NewsNational News

Actions

Library of Congress will stop saving every single public tweet

Posted at 12:47 PM, Dec 27, 2017
and last updated 2017-12-27 12:47:30-05

What’s the Library of Congress’ New Year’s resolution? Trim down on its Twitter time.

The library, which has collected every single public tweet sent out since Twitter’s inception in 2006, will only acquire and preserve tweets “on a selective basis” starting January 1. That means tweets from President Trump and other newsmakers will continue to be archived, but your (allegedly) witty rants on “The Last Jedi” may not be.

“Generally, the tweets collected and archived will be thematic and event-based, including events such as elections, or themes of ongoing national interest, e.g. public policy,” the library said in a statement.
Part of what drove this decision is that there’s just a whole lot more Twitter to keep up with now. People are tweeting now more than ever, tweets have grown in length (Twitter recently doubled its character limit from 140 characters to 280) and tweets aren’t just text-based anymore, which creates difficulties for the library.

“The library only receives text. It does not receive images, videos or linked content. Tweets now are often more visual than textual, limiting the value of text-only collecting,” it said.

The Library of Congress also said it generally doesn’t collect comprehensively. It made an exception for social media in its infancy, but now that Twitter, Facebook and other platforms are more established, the library will now bring its social media collecting practices more in line with its normal collection policies.

“The Library regularly reviews its collections practices to account for environmental shifts, diversity of collections and topics, cost effectiveness, use of collections and other factors. This change results from such a review,” Gayle Osterberg, the library’s director of communications,” wrote in a blog post.

In April 2010 Twitter gave the library its archive of tweets dating back to the first ones sent in 2006. The Library of Congress has been saving them — hundreds of billions of them — ever since. Until now.
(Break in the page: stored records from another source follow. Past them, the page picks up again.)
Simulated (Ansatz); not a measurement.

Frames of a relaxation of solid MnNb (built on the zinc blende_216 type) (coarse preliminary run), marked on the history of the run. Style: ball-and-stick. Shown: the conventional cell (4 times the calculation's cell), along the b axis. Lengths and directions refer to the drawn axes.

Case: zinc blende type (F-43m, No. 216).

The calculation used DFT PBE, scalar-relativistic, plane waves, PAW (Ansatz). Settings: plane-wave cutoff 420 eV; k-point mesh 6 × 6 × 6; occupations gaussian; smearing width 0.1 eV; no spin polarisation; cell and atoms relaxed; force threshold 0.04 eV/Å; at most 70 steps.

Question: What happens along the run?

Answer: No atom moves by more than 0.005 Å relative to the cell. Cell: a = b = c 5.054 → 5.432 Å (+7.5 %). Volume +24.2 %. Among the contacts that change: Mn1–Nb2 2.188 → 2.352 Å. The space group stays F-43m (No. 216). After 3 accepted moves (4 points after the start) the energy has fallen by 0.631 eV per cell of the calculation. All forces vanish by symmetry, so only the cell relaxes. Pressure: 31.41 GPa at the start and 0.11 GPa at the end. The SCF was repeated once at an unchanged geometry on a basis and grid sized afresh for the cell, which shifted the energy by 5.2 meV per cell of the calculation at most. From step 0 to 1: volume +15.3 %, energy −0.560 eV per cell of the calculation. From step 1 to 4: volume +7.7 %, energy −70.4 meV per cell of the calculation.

But that ginormous Twitter archive — a virtual treasure trove of the social media site’s first decade and an extraordinary window into how we communicate with each other — will remain part of the library’s collection.

But the Library of Congress said public access to the archive will be blocked until it can figure out “a cost-effective and sustainable” way to let people view and use it.

Examples of notable tweets contained in the archive include the first-ever tweet from Twitter co-founder Jack Dorsey and the tweet sent from Barack Obama’s account after he won the 2008 election.

Created in 1800, the Library of Congress serves as the unofficial library of the United States, as well as being Congress’ official research library.

Since 2000, the library has been collecting pages from websites that document government information and activity. Today, that archive is more than 300 terabytes in size and represents tens of thousands of different sites.

The library’s entire collection of printed books has been estimated to total about 10 terabytes of data (although staff at the library suspect it’s probably more).